Vila wisely tells us how much he hates working on the hull in hull suits, something never seen on screen before, and then Avon tells him to put on a hull suit and work on the hull.

What’s all this stuff about Cally’s telepathy being boosted by an area of space? It doesn’t help her communicate with Jenna, or the aliens, or even allow her to read the thoughts of Avon and Blake telling her to focus on fighting a space battle. All it does is let her spot the human ships are human. They could have just had Zen say that for all the difference it makes. That said, she somehow knows to put on a thermal suit before she decides to travel to a freezing cold planet. But she still acts surprised. Silly Cally.

Blake uses his Liberator gun as a sonic screwdriver to open a locked door.

For his first episode as the man in charge of the Liberator, Avon spends the whole time sitting on the flight deck arguing with Zen and acting as an IT support phoneline.

No wonder the Federation changed their logo. That old one would be murder to get the fingers right.

One of the frozen Megiddo crew is named ‘Stafford Johns’. Stratford Johns would play Belkov in the Season R episode “Games” and the froggy Monarch in Doctor Who: “Four to Doomsday”.

If Megiddo pre-dates Star One by centuries… what was it protecting before? And why did the Federation give Star One a suitably nondescript name but gave their oh-so-secret doomsday weapon a name blatantly derived from “Armageddon”? This isn’t a cryptic crossword challenge!

Blake defeats an exploding Alien Suicide Tick by… shooting it. So it explodes. OK, that’s thinking outside the box, you’ve got to give him that.

This week’s plot seems to be either Cally or Vila pointing at things and screaming that they’re bombs.

Cally’s plan to hold her breath doesn’t prevent her from speaking aloud. Is that coz she’s an alien?

Matt Irvine must have paid off his mortgage with all the explosions in this episode. No sooner has Vila told us that a small explosion has happened off-screen than a whole planet is blown to smithereens.

Servalan is drinking a cocktail of GREEN while directing an intergalactic war. That’s pure class, that is.

When Zen says sixty per cent of the Federation fleet has been destroyed, is that overall or just the sixty per cent of the fleet Servalan was keeping to one side? Is it sixty per cent of that sixty per cent? What about the other forty per cent? What happened to that?

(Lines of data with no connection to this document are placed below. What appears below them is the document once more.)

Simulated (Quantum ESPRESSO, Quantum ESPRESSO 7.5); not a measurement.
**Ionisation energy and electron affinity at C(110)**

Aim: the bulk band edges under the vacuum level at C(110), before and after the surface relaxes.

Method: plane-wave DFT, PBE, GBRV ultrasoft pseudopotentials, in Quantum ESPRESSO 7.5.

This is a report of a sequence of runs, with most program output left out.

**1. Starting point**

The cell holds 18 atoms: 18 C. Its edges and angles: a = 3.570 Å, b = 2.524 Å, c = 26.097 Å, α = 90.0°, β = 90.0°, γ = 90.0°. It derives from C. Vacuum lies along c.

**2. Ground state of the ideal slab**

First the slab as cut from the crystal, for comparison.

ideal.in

Avon is clearly struggling not to quote MacBeth in his final conversation with Blake.

Having flown the Liberator through an atomic explosion, hijacked an alien ship, slashed open a space monster’s throat with a screwdriver, and crushed the puny egos of all men in her path, it’s hard not to think Jenna’s done more in this one episode than all the episodes previously. It’s hard not feel sad this is her last appearance, especially as Tarrant turns up in the next story.

Blake stops talking to himself so he can listen to a tape recording of his own voice. Egotist, much?

Closing Shot: Blake’s life-capsule tumbling away from the Liberator into cartoon space.

Delightful Dialogue:

Avon: Is this where we embrace and make up?
Blake: Not while I’m in this sling.
Avon: That wasn’t what was stopping me.

Vila: We’re surrounded by alien suicide ticks!

Avon: You’d better know what you’re doing with this smuggler’s stunt, Blake.
Jenna: Don’t worry, Avon. He knows someone who does.

Amateur Hour:

The Alien Suicide Ticks are clearly just old Cybermat props with tiger stripes painted on them.

Despite the Liberator being constantly shot at, bombed, and sent spinning through space Orac never falls off the table. And then Avon makes a big thing about getting Cally to put it in a protective case?

When Blake opens the cryo-tube and the body inside turns to dust, he gets covered in the stuff but it disappears between camera shots.

Vila’s space helmet cracks open when he takes it off in the airlock.

Jenna’s angry Cally ruined her cunning trick to steal an Andromedan ship and fly out to the mine field. Why? If the aliens hadn’t blown her up, she would have been targeted by every human ship including the Liberator. What exactly was she planning to do if the others didn’t rescue her?

The Alien Suicide Tick doesn’t so much as singe the teleport controls when it explode, making Jenna look ridiculously overzealous with that fire extinguisher.

The wobbling Andromedan pilot watching the plasma explosion acts like a happy little Tellytubby.

Despite being told that Servalan is now President and Star One has been blown up by aliens, Avon doesn’t remember these facts in the very next episode. Either all those bumps on the head he gets cause amnesia or else he won’t believe it until Servalan herself tells them to his face.


ADDITIONAL SCRAPS OF KNOWLEDGE

Planets: Megiddo, Harnup, Maron plus a bunch of others (the frontier of the galaxy’s a crowded place).

Space-isms: sub-atomic probes (which can be dangerous), plasma wave explosion, portable medi-packs.

Dumb Guard Alert: That Andromedan pilot really should learn to lock his spaceship doors.

Special Mention: this is the only episode of Blake’s 7 with a pre-credit sequence. It’s filled with such pointless info-dumps and recycled model shots that you can see why they never tried it again.

Important Fact: Ian Levine, in revenge for the BBC strike that scuppered the Doctor Who story “Shada”, stole all the master tapes of this episode of Blake’s 7 which had actually been completed. It wasn’t until 2013 that this episode was finally tracked down and we got to finally see if it was good or not.